That there is a huge problem of criminalisation of politics and undesirable persons ascending to high office is undeniable. A cursory glance at the affidavits filed by candidates shows that 35% to 45% of the elected representatives face some criminal charge or other. Many of these charges are linked with political agitations and violations of prohibitory orders. Sometimes, cases are registered without any credible evidence. After excluding such trivial or false cases, it is reasonable to conclude that about 10% to 15% of our legislators face serious and credible criminal charges. This is unacceptable in any democracy. It undermines credibility and trust and seriously erodes quality of governance. The argument that a person is deemed innocent until convicted based on proof beyond any reasonable doubt and, therefore, should have the right to be a minister until conviction is absurd. The standard of proof applies to conviction in a criminal case, not to holding high constitutional office. It is reasonable to expect that our political executive must be above suspicion of criminality.
In recent times, things have become even more brazen and shameless. Lalu Prasad Yadav resigned as Chief Minister of Bihar once charges were framed by a criminal court in the fodder scam case in July 1997. Lal Krishna Advani set an example when he resigned in July 1993 as a Member of Parliament when implicated in the Jain Hawala Scandal and voluntarily stayed away from contesting elections until he was exonerated by courts. The decline in standards of conduct now is so precipitous that ministers incarcerated by courts for months without bail are claiming the right to continue as ministers while in jail! This is dysfunctional to democracy and unhealthy in public life. Given the context, it is reasonable that people want politicians facing serious charges to be removed as ministers.
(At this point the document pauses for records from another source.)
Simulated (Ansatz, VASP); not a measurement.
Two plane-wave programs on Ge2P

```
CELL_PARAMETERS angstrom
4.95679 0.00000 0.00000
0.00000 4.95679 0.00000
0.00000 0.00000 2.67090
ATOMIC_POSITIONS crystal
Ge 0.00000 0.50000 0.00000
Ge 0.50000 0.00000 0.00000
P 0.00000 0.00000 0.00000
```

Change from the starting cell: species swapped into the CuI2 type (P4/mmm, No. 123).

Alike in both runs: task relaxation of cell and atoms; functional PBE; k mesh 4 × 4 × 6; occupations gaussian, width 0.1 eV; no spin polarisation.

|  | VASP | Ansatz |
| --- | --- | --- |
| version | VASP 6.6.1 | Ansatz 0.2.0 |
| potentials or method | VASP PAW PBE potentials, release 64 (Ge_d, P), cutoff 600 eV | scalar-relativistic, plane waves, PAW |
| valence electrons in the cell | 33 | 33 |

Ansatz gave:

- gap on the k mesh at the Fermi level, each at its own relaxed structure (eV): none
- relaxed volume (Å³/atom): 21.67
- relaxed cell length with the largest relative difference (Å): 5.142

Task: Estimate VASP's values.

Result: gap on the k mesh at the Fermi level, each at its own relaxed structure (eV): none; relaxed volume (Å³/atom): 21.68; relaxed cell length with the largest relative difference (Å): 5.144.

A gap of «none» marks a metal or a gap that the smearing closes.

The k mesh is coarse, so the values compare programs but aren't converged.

But there are problems with the proposed Bill. First, prolonged incarceration of the accused is rare in our system of justice. The norm applied by our courts is 'bail, no jail'. Wealthy and influential people often get 'anticipatory bail' and avoid arrest even when they face grave charges. Second, in the Arnesh Kumar case, the Supreme Court, in 2014, gave directions which make it very difficult to arrest a person accused of any offence punishable with imprisonment for a term of less than seven years. Therefore, the proposal in the Bill for removal of ministers in prison for over 30 days for offences punishable with five years’ imprisonment is largely infructuous. Third, government employees face automatic suspension if they are in custody for more than 48 hours; a 30-day arrest requirement for a minister to be removed is illogical. Finally, in a system where crime investigation is entirely under the control of the elected government of the day, it is reasonable to be apprehensive that the law will be selectively applied to harass or victimise political opponents while shielding those in power.
Given these realities, what can be done? Doing nothing in the face of increasing criminalisation and erosion of public trust and democratic values is not an option. Perhaps it would be wiser to apply a different standard other than arrest. Sections 8 and 8A of the Representation of the People Act, 1951 (RPA), list the offences, which entail disqualification from elective office upon conviction. Conviction is very rare in India; without confession, often obtained by coersion of the weak accused persons without any means, it is extremely low—of the order of 10% to 15%. Even where there is a conviction, it often takes years and decades. But the list of offences in sections 8 and 8A is reasonable. It will be prudent if any minister against whom a court frames charges involving any offence listed in secs 8 and 8A of the RPA is disqualified from holding the office of a minister until the case is concluded in court. If not convicted, the pendency of charges will not be a bar on contesting elections and becoming legislators, but they cannot hold executive office until they are exonerated.
In order to make sure that charges are not framed in a perfunctory manner, we can institute a safeguard in respect of ministers. Under the National Security Act, any preventive detention should be ratified by an Advisory Board headed by a high court judge within two weeks. In respect of the framing of charges against ministers and incumbent legislators, a similar safeguard can be incorporated.
All this will not end criminalisation; it will bring some measure of dignity and credibility to the political executive in our flawed democracy. Let us begin the process with one small, rational, and acceptable step.